The independent report on American higher education flunks all but one state when it comes to affordability — an embarrassing verdict that is unlikely to improve as the economy contracts.
The biennial study by the National Center for Public Policy and Higher Education, which evaluates how well higher education is serving the public, handed out F's for affordability to 49 states, including Kentucky, up from 43 two years ago. Only California received a passing grade in the category, a C, thanks to its relatively inexpensive community colleges.
Still, the report shows that Kentucky has hoisted itself up to or above the national average in several key areas.
Among them, the state reached the national average in getting young adults into college, with 35 percent of 18- to-24-year-olds entering a college, university or technical school, compared with 34 percent nationally.

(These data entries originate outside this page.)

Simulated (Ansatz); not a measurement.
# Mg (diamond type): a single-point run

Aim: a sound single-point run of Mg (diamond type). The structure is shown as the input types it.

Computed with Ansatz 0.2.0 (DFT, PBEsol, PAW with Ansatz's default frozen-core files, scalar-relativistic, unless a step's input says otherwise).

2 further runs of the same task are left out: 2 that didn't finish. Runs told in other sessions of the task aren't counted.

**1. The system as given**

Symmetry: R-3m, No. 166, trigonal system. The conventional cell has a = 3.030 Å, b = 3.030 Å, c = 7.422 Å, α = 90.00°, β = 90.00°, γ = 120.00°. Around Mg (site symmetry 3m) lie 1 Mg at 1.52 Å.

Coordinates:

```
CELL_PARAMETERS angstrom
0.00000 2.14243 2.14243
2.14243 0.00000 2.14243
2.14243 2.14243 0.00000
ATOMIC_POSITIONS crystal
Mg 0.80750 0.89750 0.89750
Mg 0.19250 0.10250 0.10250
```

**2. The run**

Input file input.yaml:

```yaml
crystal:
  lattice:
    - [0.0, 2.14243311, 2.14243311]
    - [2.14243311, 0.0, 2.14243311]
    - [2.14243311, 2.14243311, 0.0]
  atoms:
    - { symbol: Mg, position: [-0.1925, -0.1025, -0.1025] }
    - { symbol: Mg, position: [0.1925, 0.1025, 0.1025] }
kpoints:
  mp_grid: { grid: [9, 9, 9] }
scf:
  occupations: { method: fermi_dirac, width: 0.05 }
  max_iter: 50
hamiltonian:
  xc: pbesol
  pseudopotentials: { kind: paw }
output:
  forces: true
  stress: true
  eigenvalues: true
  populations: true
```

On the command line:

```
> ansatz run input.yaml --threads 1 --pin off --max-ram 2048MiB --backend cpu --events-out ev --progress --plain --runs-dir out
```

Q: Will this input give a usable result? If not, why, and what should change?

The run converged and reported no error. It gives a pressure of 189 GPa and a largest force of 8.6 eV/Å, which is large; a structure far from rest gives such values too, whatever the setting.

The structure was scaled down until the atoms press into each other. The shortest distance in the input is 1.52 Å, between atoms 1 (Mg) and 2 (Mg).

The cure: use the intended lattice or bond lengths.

The number of Kentucky students completing their degrees in relation to total enrollment also soared from near the bottom in the early 1990s to match the top-performing states. Forty-seven percent of Kentucky college students now complete a bachelor's degree within six years.
"This is the key," said Richard Crofts, the interim president of Kentucky's Council on Postsecondary Education. "We are not just trying to build enrollments but we're trying to increase the number of people who have degrees."
Crofts said many of the improvements reflected in the report, such as greater success with low-income students in math and science, stem from reforms made to K-12 curricula since 1990.
The most striking — though not shocking — trend revealed in the report is the increasing cost of higher education.
The 40 percent of Kentucky families who earn the least must use 39 percent of their income to attend a 4-year college, up from 33 percent in 2004, the report found. And that's after accounting for financial aid, which is increasingly being used to lure high-achieving students who boost a school's reputation, but who don't need help to go to college.
"We're not surprised about the grade and the data about affordability," Crofts said. "There's a concern that if we don't turn around recent trends, we will reach the point where public higher education in the commonwealth is unaffordable for far too many of our citizens."
Specifically, the report called out Kentucky for providing only 48 cents of aid for every dollar in federal Pell Grant aid to students.
Still, Kentucky is more generous with financial aid across all income levels than most states, ranking third in the nation with $1,098 per student. But the commonwealth drops to ninth-best in need-based grant aid per student with $542, according to figures from the National Association of State Student Grant and Aid Programs annual survey.
Gov. Steve Beshear has created a college affordability working group to make recommendations by September 2009 on ways Kentucky can lessen college costs. The group, which met Tuesday, will look at increasing availability and funding for financial aid, among a host of other options.
The average tuition at Kentucky's eight public four-year colleges for this academic year is $6,799. Among the 10 Southern states, only South Carolina's and Virginia's figures were higher, according to the College Board.
Nationally, tuition increases have far outpaced boosts in financial aid since 2003. Universities are using the money to make up for drops in state funding, said Sandy Baum, economics professor at Skidmore College in Saratoga Springs, N.Y., and a senior policy analyst with the College Board. She presented figures to the governor's working group Tuesday.
"It's not that their spending has gone up rapidly ... it's that tuition revenues are an increasing portion of revenues at public institutions," she said.
The problem seems likely to worsen as the economy does, said Patrick Callan, the center's president.
Historically during downturns, "states make disproportionate cuts in higher education and, in return for the colleges taking them gracefully, allow them to raise tuition," Callan said. "If we handle this recession like we've handled others, we will see that this gets worse."
Overall, college costs are sucking up an increasing chunk of families' income. On average, the lowest-earning 20 percent of Americans must spend more than half of their income on college. Meanwhile, the number of students needing federal Stafford loans has jumped by 50 percent in the last decade, according to the 2008 "Measuring Up" report.
The total amount American students have borrowed to pay for school has more than doubled in 10 years from $41 million to $85 million, the report said.
The ballooning costs are causing systemic problems, the report says, as the United States now ranks 15th out of 29 nations surveyed in completion rate of college degree and certificate programs.
Thirty-nine percent of U.S. adults between the ages of 35 and 65 hold at least an associate degree, second only to Canada. But among those 25-34, the United States' 39 percent rate is tied for 10th with Spain, Sweden and Australia.
"Our nation and our states can do better," former North Carolina Gov. Jim Hunt wrote in the report. "Family wealth and income, race and ethnicity and geography play too great a role in determining which Americans receive a high school education that prepares them for college, which ones enroll in college, and which ones complete certificate or degree programs."